Tara Isabella Burton's Ripleyesque debut novel, Social Creature, is set among the Champagne-quaffing, social climbing, ultra-rich New York arts scene. As if the money-squandering, backstabbing and pretentious chatter about the opera isn't nightmare enough, the American author introduces into this high society a tale of flawed friendship that ends in murder.
Social Creature revolves around two women in their 20s, IT girl Lavinia, who has free rein over her parents' place on Lexington, and blow-in Louise, an aspiring writer who works multiple jobs so she can stay in the city and disown her Middle American past. A tutoring gig with Lavinia's younger sister, Cordelia – the Shakespearean names are the first of many heavy-handed literary references – puts Louise in Lavinia's path and, after a few obnoxiously outré parties, the former relinquishes her rent-controlled apartment in the suburbs to live a life she can't afford in uptown Manhattan.

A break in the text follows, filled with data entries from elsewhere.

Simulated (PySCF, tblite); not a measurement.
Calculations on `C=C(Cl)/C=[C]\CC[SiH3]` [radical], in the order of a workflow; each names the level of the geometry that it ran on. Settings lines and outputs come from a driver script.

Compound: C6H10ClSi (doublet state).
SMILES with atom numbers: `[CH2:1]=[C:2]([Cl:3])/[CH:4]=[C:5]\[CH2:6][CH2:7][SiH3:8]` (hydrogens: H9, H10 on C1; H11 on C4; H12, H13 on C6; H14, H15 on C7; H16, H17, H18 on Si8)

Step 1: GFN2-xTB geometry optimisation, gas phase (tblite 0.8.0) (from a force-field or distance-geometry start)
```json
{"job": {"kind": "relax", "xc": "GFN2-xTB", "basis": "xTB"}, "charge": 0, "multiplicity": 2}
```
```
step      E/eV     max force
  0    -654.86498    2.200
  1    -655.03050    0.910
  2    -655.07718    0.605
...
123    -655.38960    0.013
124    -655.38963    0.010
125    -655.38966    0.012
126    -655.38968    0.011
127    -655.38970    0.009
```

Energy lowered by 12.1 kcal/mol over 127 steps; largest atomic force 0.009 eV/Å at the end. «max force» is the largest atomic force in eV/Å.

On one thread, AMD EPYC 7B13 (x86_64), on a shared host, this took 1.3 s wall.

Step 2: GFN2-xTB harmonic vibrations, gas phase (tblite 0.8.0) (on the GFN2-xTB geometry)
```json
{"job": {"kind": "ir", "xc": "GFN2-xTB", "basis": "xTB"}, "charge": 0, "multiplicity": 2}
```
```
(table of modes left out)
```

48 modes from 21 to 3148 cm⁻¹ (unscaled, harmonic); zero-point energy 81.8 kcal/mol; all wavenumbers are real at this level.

The intriguing premise will draw readers into Social Creature, as Louise struggles to keep up with Lavinia's excess and tempers. The inequality of their friendship comes through, with the power dynamic off kilter from the beginning. Louise is infatuated with the beautiful IT girl, longing to be as confident, as blond, as skinny, as rich as her new friend. The infatuation diminishes over time, however, as Lavinia reveals her manipulative and controlling tendencies, traits that Louise remembers well from her ex-boyfriend Virgil Bryce.
Descent into crime
Louise’s descent into petty theft and then crimes far more serious makes for a lively read, although the laboured narrative style drags it down. The superficiality of the world the girls inhabit is well rendered, particularly at the beginning as Louise tries to fit in: “Louise remembers what happens if you can’t pull your own weight at a party. People look over their shoulder; they forget you; they talk about you once you’ve gone and they do not reinvite you.”
Burton showcases the worst of the Instagram generation, a world where everything must be snapped in the best light and compliments are like oxygen. If the girls aren’t telling each other that they’re beautiful, they’re scrolling through social media, desperate for affirmation. The atmosphere of artificiality is clear: “She’s wearing a flapper dress and she has cat’s eyes and fake lashes and she looks like she’s not even from this century. She looks like she’s not even real.”
This unreality unfortunately infiltrates the novel as a whole, with dialogue and characterisation that feels inauthentic. An intrusive omniscient narrator is used intermittently: “Louise has never had one of those nights before. Don’t worry. She will.” Elsewhere, it breaks the fourth wall at random junctures: “You and I, of course, we know the truth.” Or in blatant efforts to hook the reader: “Now is the part you’ve been waiting for. You and I both know what happens now: Lavinia doesn’t make it. But the thing you have to understand is: why.”
Few readers will care about the why. Lavinia is a one-dimensional rich-kid whose thinly depicted mental health issues fall flat on the page. She is a character so obnoxious that that many will fail to understand Louise’s infatuation. “Things happen around me,” she consoles Louise over a ripped dress. “The gods will bring us another one.” Lines like these are at least better than Lavinia’s fictitious-sounding literary quotes.
Partial to clangers
Louise is herself partial to a few clangers. "The thing about Tennyson's Ulysses is that everybody knows it. You're not special for knowing it," she says, before immediately contradicting herself: "If you know one poem by Tennyson it's probably that." Elsewhere the observations are just plain odd: "It's probably trite: like Klimt posters, like Mucha, like The Love Song of J Alfred Prufrock."
Burton, the winner of the Shiva Naipaul Award for Travel Writing, has completed a doctorate in theology at the University of Oxford and also works as a scriptwriter and essayist. One of the most grating things about the narrative style of her debut is the repetition of the line, “Here’s the thing,” before observations that for the most part don’t warrant special attention. Other issues are with side characters named from literature – Lydgate, Rex Eliot, there’s even a Beowulf – whose names are actually the most authentic thing about them. They are all cyphers whose elitist, faux intellectual conversations make for uninteresting scenes. There is, of course, an element of satire to Burton’s writing but the humour isn’t sharp enough to carry it.
Comparisons to the novels of Patricia Highsmith and Donna Tarte are appropriate in terms of setting and plot but not execution. Unfortunately, Louise’s critical assessment of her bestie Lavinia’s work-in-progress cuts quite close to the bone: “The prose is too purple and the sentences are too long and the literary allusions are too forced and every other line is a quotation or a character monologuing about the nature of Life and Art.”